KUWAIT: In its monthly statistical bulletin for June 2022 as published on its website, the Central Bank of Kuwait (CBK) stated that the balance of total public debt instruments (including securities and bonds transactions since April 2016) has decreased by KD 450 million reaching KD 500 million by the end of June 2022 versus June 2021, that is 0.9 percent out of 2022 GDP estimated at KD 57.951 billion (EIU estimates), excluding foreign public debts.
The average interest rate (return) on public debt instruments for a one-year term was 2.750 percent, 3.250 percent for 2 years, 3.375 percent for three years, 3.625 percent for five years, 3.750 percent for seven years and 3.875 percent for 10 years. Local banks capture 100 percent of the total public debt instruments (100 percent at the end of June 2021). The CBK bulletin states that total credit facilities for residents offered by local banks by the end of June 2022 scored KD 44.679 billion, about 54.6 percent of total local banks’ assets, rising by KD 3.924 billion and indicating a growth rate of 9.6 percent over its level in June 2021.

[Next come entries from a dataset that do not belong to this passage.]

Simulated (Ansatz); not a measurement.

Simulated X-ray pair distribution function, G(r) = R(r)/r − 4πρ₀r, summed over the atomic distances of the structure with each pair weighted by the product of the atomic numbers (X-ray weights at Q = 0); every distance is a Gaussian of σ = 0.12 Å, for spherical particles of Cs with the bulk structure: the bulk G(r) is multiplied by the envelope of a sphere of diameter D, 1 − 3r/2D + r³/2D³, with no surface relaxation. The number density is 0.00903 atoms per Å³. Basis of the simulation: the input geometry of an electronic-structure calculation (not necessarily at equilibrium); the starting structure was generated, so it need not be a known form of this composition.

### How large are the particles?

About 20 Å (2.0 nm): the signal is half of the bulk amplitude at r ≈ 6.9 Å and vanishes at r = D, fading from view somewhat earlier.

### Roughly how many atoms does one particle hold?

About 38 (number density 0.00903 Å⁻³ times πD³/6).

Total personal facilities scored KD 20.502 billion or 45.9 percent out of total credit facilities (KD 17.951 billion in the end of June 2021) and increased by 14.2 percent. Based on our estimation, this is a deviation from the beneficial credit growth. Total value of installment loans was at KD 15.214 billion or 74.2 percent of the total value of personal facilities. Share of facilities provided for the purchase of securities scored KD 3.005 billion, 14.7 percent of total personal facilities. Value of consumer loans amounted to KD 1.896 billion. Credit facilities to the real estate sector amounted to KD 9.771 billion or 21.9 percent of the total (KD 9.307 billion at the end of June 2021).
This means that about two-thirds of the credit facilities went to personal and real estate facilities. Nearly KD 3.312 billion or 7.4 percent went to the trade sector (KD 3.196 billion at the end of June 2021), and KD 2.484 billion or 5.6 percent went to the industry sector (KD 2.200 billion at the end of June 2021), KD 1.959 billion or 4.4 percent went to the construction sector (KD 1.854 billion at the end of June 2021), and KD 975 million or 2.2 percent went to the non-bank financial institutions (KD 953 million at the end of June 2021).
The bulletin also indicates that total deposits at local banks stood at KD 47.108 billion, representing 57.6 percent of total local banks liabilities, rising by KD 2.955 billion compared to June 2021 at a growth rate of 6.7 percent, due to the rise in the public sector deposits by KD 316.7 million and the increase in the private sector deposits by KD 2.638 billion.
About KD 39.917 billion or 84.7 percent went the to the clients of the private sector in its comprehensive definition including major institutions like the – Public Institution for Social Securities- and does not include the government. About KD 37.272 billion was in Kuwaiti dinars, 93.4 percent went to private sector clients and the equivalent of KD 2.645 billion was in foreign currency to private sector clients.
As for the average interest rate on customer term deposits, both in the Kuwaiti dinar and the US dollar compared to the end of June 2021, the bulletin recalls that the difference in average interest rate is still in favor of the Kuwaiti dinar at the end of both periods. However, the difference decreased due to the increase in US interest rates which exceeded the increase in the discount rate on the Kuwaiti dinar.
The difference was at 0 .583 points for 1 -month deposits, 0 .383 points for 3 months, 0 .388 points for 6 – month deposits and 0 .419 points for 12 – month deposits. Conversely, the difference at the end of June 2021 was at 0 .733 points for 1 month deposits, 0 .809 points for 3 – month deposits, 0 .858 points for 6 -month deposits and 0 .896 points for 12 -month deposits. The monthly average exchange rate for the Kuwaiti dinar against the US dollar in June 2022 scored 306.240 Kuwaiti fils for each US dollar, a decline of – 1 . 8 percent compared with the monthly average for June 2021 when it scored 300.900 fils per one US dollar.